As Plaintiff notes, none of these women actually witnessed the shooting itself or saw Plaintiff with a gun. A few discrepancies appear from the record among these accounts: whether he was wearing gray shorts, as Amoni and Linda stated, or gray pants, according to Vanessa; and Plaintiff was clean-shaven, as Vanessa stated, or, as described in the police report, had facial hair. However, the Third Circuit has found probable cause even when the discrepancies in description were more substantial. See, e.g., Tisdale, 688 F. App'x at 138 (probable cause existed despite disputes about the color of plaintiff's shirt and hat) Wilson, 212 F.3d at 791 (probable cause existed where plaintiff was 4-7 inches shorter than original description). Plaintiff further cites no authority that probable cause requires witnesses to have observed the commission of a crime, or to have seen a suspect with a weapon.

The totality of the circumstances, particularly the three identifications, was sufficient to justify a reasonable belief on the part of Defendants that Plaintiff had been involved in the shooting. Accordingly, probable cause existed for Defendants' warrantless arrest, and Defendants are therefore entitled to summary judgment on Plaintiff's malicious prosecution.

2. Qualified Immunity

The doctrine of "qualified immunity protects government officials `from liability for civil damages insofar as their conduct does not violate clearly established statutory or constitutional rights of which a reasonable person would have known.'" Pearson v. Callahan, 555 U.S. 223, 231 (2009) (quoting Harlow v. Fitzgerald, 457 U.S. 800, 818 (1982)).

The test for qualified immunity is a "two-pronged inquiry." Tolan v. Cotton, 134 S.Ct. 1861, 1865 (2014). The first prong concerns whether the "conduct" of a government official "violated a [federal] right [.]" Id. (alteration original). "The second prong of the qualified-immunity analysis asks whether the right in question was `clearly established' at the time of the violation." Id. at 1866. Courts may "exercise their sound discretion in deciding which of the two prongs of the qualified immunity analysis" to tackle first. Pearson, 555 U.S. at 236.

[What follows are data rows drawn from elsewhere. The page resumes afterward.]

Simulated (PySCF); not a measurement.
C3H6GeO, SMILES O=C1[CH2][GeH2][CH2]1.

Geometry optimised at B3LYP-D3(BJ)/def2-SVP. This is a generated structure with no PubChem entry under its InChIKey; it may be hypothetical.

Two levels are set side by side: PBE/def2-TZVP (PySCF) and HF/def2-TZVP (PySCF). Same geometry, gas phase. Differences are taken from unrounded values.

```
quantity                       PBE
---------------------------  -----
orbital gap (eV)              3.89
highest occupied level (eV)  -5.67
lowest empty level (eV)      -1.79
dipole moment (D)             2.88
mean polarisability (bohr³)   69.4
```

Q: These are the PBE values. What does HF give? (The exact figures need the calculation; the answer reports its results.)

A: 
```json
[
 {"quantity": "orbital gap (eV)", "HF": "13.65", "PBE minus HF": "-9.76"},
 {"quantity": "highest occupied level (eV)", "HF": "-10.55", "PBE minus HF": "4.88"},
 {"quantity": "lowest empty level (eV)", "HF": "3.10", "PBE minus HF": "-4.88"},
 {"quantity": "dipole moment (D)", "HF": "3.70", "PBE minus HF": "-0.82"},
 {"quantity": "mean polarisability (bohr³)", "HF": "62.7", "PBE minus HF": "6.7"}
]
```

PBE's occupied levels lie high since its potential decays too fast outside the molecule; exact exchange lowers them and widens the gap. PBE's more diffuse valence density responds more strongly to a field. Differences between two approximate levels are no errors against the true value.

A "clearly established right is one that is sufficiently clear that every reasonable official would have understood that what he is doing violates that right" such that "existing precedent must have placed the statutory or constitutional question beyond debate." Mullenix v. Luna, 136 S.Ct. 305, 308 (2015) (internal quotations and citations omitted) (warning courts "not to define clearly established law at a high level of generality"). When evaluating claims that the right asserted was clearly established, courts in the Third Circuit "look first for applicable Supreme Court precedent," but "[i]f none exists," courts then "consider whether there is a case of controlling authority in our jurisdiction or a robust consensus of cases of persuasive authority in the Courts of Appeals [that] could clearly establish a right for purposes of qualified immunity." Barna v. Bd. of Sch. Directors of Panther Valley Sch. Dist., 877 F.3d 136, 142 (3d Cir. 2017) (quotations and citations omitted).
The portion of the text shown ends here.